The Skin Game (1931) – full review!

The Skin Game (1931) – full review!

Directed by Alfred Hitchcock who along with his wife Alma Reville adapted the John Galsworthy play the film’s title (in lieu of its more modern definition) refers to something akin to "an eye for an eye" where everyone turns out blind in the end. In other words no one has "clean hands" in the final accounting of this kind of grudge match. This average drama is not as bad as I was led to believe and actually contains quite a good early talkie performance by Edmund Gwenn playing a character much different from the more gentle roles he would take later in his career. The titled "game" is between industrialist Hornblower (Gwenn) who wants to build factories on what has always been beautiful rolling hills in the name(s) of progress & profit and the Hillcrist family who owns (and has always owned) a country home in this idyllic setting. The film’s sound quality so poor during the auction sequence that one can’t hear the reading of the land’s particulars improves as the story progresses.

Squire (C.V. France) & Mrs. Hillcrist (Helen Haye) are informed by an old farmer (Herbert Ross) and his wife (Dora Gregory) the Jackmans who have worked the land they’ve just sold for 30 years that the new owner Mr. Hornblower is planning to build a factory complete with smokestacks on the property. The Hillcrists had a verbal agreement with Hornblower not to evict the Jackmans but Hornblower explains that he hasn’t been able to buy the land he’d intended so he really has no choice. Gwenn delivers quite a capitalistic monologue perhaps the film’s best scene as he alternately oozes charm and rigidity. The thought of a factory being built so close to their country home so horrifies the Hillcrists that they employ their lawyer Dawker (Edward Chapman) to find a way out.

After unsuccessfully outbidding Hornblower at a land auction (Ronald Frankau plays the auctioneer) during which they’d shunned his daughter-in-law Chloe (Phyllis Konstam) out of spite the Hillcrists learn from Dawker that Chloe has a sordid past. Konstam foreshadowing Hitchcock’s later use of sexy women looks stunning; the director utilizing shadows to emphasize her (near hyperventilating) swelling breast. Mrs. Hillcrist is willing to exploit Chloe’s past while the Squire remains uninvolved insisting their daughter Jill (Jill Esmond) who’d been "flirting" with the youngest Hornblower Rolf (Frank Lawton) remain "in the dark".

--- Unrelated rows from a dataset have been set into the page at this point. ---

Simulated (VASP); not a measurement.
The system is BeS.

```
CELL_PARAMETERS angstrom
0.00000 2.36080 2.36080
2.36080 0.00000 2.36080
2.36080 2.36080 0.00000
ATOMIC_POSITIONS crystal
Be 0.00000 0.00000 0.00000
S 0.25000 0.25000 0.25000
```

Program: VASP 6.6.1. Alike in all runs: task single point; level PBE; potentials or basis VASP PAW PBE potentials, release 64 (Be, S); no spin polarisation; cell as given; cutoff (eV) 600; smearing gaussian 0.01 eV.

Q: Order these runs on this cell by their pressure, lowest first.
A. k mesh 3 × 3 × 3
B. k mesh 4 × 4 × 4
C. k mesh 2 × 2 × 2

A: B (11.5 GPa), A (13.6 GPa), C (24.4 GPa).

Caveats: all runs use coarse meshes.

Chloe had been a correspondent something of which her husband Charles (John Longden) Hornblower’s eldest son & business partner was unaware. Dawker uses another man (R.E. Jeffrey in a leather coat) who’d been at the auction to set Chloe on edge. When Hornblower finds out about his daughter-in-law’s past he’s forced by Dawker and Mrs. Hillcrist to sell back the auction land at a huge loss (5000 pounds). Dawker had utilized both the man in the leather coat and one of her past clients (George Bancroft) to make Chloe admit her scandalous past. Hornblower makes Dawker & Mrs. Hillcrist hold a bible while swearing to keep quiet about what they know regarding Chloe.

*** SPOILERS ***

The unscrupulous Dawker is unable to keep the secret from Charles who was curious as to why his father no longer owned title to the auction land. He pursues her to the Hillcrist’s home where she commits suicide upon hearing from behind a curtain of her husband’s loss of any love for her (he’d learned the truth). After helping Rolf fish Chloe’s body out of the Hillcrist’s swimming pool Hornblower admits to the Squire that he is beaten. The Squire laments the nature of a "skin game".